British Prime Minister Tony Blair’s dogged support for President Bush’s Iraq war seems to many to reaffirm the “special relationship” that has existed between Britain and the United States ever since the two countries patched up their differences over the American Revolution.
“Don’t count on it,” warned historian Niall Ferguson in a talk on Tuesday (June 8) at the Phi Beta Kappa Literary Exercises in Sanders Theatre.
Ferguson, a prolific and controversial scholar who will join the Harvard History Department in 2004-05, provided the oration at the 223rd Phi Beta Kappa Literary Exercises. David P. Smith was this year’s poet.

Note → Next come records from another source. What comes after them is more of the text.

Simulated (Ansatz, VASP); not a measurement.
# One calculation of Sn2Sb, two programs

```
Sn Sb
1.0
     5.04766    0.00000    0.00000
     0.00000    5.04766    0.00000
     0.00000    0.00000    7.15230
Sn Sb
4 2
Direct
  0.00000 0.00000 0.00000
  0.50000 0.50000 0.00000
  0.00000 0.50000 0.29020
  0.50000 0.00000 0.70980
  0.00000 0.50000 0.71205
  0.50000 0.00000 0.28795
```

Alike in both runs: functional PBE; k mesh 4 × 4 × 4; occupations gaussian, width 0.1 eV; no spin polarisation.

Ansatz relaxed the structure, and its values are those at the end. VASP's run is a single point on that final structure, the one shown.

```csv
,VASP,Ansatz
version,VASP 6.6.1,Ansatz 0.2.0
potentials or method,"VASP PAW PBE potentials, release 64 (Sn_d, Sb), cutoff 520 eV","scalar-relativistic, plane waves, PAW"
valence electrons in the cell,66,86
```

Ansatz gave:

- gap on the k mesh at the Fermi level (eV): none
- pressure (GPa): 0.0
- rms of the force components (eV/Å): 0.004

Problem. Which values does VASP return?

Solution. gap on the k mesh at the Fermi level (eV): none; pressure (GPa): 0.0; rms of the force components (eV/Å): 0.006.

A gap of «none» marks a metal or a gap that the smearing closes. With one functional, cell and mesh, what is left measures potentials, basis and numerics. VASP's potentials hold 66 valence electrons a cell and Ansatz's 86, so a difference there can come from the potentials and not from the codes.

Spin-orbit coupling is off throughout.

Ferguson did not dispute the existence of America and Britain’s special relationship. In fact, in his opening remarks he downplayed the significance of the American War of Independence, calling it “a minor interruption in an otherwise cordial relationship.” Considering that conflict, the amity and cooperation between the two countries has been remarkable, he said. “In a world of interminable blood feuds, ours was a very short spat.”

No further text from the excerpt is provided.